As we make progress toward more sustainable ways of powering our way of life, there is a pursuit to bridge the gap between the carbon dioxide-emitting fossil fuels we depend on for our most fundamental needs, and the cleaner, but not yet economically attainable alternative technologies.

Hydrogen Production with a Ni-Bi molten catalyst (Photo Credit: Brian Long)

To achieve this, a team at UC Santa Barbara has considered methods by which currently inexpensive and plentiful methane (CH4) can be reduced to clean-burning hydrogen (H2) at the same time preventing the formation of carbon dioxide (CO2), which is a greenhouse gas. The team’s report, “Catalytic molten metals for the direct conversion of methane to hydrogen and separable carbon,” appears in the Science journal.

In the U.S., methane will be the heart of our economy for four or five decades, and figuring out ways to use it more sustainably is what motivates us. This paper was an interesting angle on something we’ve been looking at for a long time.

Eric McFarland, Professor, Chemical Engineering, UCSB

Methane is a product of both natural and man-made processes. It is the primary component of natural gas and is a key source of fuel for heating, cooking and powering our homes. Methane is also used in transportation and manufacturing. Methane, as a waste product, is a more potent greenhouse gas than carbon dioxide. Hence, it is the focus of numerous efforts to capture and reduce such emissions.

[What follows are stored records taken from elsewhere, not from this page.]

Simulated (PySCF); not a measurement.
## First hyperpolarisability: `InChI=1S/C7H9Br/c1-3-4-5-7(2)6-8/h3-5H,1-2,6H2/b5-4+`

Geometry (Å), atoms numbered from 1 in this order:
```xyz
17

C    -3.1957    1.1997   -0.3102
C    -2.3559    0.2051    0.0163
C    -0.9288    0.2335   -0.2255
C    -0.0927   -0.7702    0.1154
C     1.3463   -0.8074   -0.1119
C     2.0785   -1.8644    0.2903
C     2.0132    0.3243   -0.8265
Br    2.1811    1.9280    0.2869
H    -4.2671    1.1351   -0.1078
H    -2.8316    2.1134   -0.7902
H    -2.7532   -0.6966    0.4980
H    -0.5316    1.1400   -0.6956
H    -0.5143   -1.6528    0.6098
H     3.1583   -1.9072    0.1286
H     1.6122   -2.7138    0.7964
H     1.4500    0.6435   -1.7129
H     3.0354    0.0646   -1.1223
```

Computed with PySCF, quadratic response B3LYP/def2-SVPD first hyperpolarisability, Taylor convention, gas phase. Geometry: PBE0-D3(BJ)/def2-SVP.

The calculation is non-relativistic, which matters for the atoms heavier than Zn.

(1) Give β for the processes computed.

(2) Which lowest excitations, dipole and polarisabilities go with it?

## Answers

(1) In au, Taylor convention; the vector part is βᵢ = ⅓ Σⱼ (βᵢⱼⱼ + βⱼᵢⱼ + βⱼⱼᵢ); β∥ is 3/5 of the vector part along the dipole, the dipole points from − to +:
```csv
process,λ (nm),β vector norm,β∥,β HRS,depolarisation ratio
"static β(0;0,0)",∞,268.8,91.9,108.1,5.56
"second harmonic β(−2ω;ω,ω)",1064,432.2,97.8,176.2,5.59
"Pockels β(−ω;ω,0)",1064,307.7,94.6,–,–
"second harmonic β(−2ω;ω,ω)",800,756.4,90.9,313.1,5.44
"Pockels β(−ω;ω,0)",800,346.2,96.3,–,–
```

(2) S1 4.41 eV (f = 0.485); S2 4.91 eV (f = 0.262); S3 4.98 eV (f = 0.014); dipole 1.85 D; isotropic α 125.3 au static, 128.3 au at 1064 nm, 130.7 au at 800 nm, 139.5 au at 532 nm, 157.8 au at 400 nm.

Steam methane reforming (SMR) is the most common process for producing commercial hydrogen and has been commercialized for decades. However, the researchers point out that SMR consumes notable amounts of energy and certainly produces carbon dioxide, which is usually released into the atmosphere. When the process was launched, CO2 was not considered an issue. However, as we became more conscious of greenhouse gases, it has snowballed into a universal concern.

The cost of operating the SMR process, and the potential additional costs of carbon taxes and carbon sequestration, puts hydrogen production by SMR at risk for considerable cost increases. This is particularly true in smaller scale operations that might provide the hydrogen required for fuel cell vehicles.

The UCSB team includes a long-established collaboration on catalytic methods to natural gas conversion between Theoretical Chemist and Professor Horia Metiu and McFarland. Along with Chemical Engineering Professor Michael Gordon, they started exploring the use of molten salts and molten metals as interesting and unfamiliar catalytic systems. Metiu’s theoretical work recommended that different combinations of metals in molten alloys could provide increased catalytic activity for converting methane into solid carbon and hydrogen.

The researchers have advanced a single-step method through which methane can be converted into hydrogen, which is simpler and possibly inexpensive compared to traditional SMR methods, and results in a solid form of carbon that can be effortlessly transported and stored indefinitely.

You introduce a bubble of methane gas into the bottom of a reactor filled with this catalytically active molten metal. As the bubble rises, the methane molecules hit the wall of the bubble and they react to form carbon and hydrogen.

Eric McFarland

Eventually, by the time the methane bubble reaches the surface, it has separated into hydrogen gas, which is released at the top of the reactor; then, carbon solids that float to the top of the liquid metal can be skimmed off, added McFarland. Compared to standard methods that depend on reactions that occur on solid surfaces, the molten metal alloy surfaces are not deactivated by the carbon accumulation and can be reused indefinitely. The combination of an active liquid metal and its solubility to hydrogen permits the melt to take up moderately more hydrogen and carbon than may be present within the gas bubbles. This allows the process to be efficient with very high-pressure methane in order to produce high-pressure hydrogen.

You’re really allowing yourself to pull all the products away from the reactants and that causes the equilibrium to be shifted toward the products. The process in principle can operate at high pressure and still get very high methane conversion.

Eric McFarland

According to McFarland, the ecosystem for deploying this kind of technology already exists, given existing infrastructure for processing hydrocarbons such as coal and natural gas, the current abundance of methane, and industry and legislative efforts to tighten up the capture of fugitive emissions. He added that the research has captured the attention and support of Royal Dutch Shell. The electricity generated from hydrogen derived by this zero-carbon dioxide process would be inexpensive than prevalent rates for solar energy, which, while eventually more sustainable, is not price competitive with fossil fuels today.

“If the entire world is wealthy, then wind and solar would be sufficiently low cost to be widely deployed, but it’s not cheap enough for the world that we have today,” said McFarland.

From an emissions standpoint, it is particularly important to deploy low-cost, low-emissions technologies in countries such as China, which is currently the world’s largest emitter of greenhouse gases, he added. Africa and India, which have huge and growing hydrocarbon consumptions, would benefit from such technology as well; they are, however, not rich enough to have the luxury of solar panels.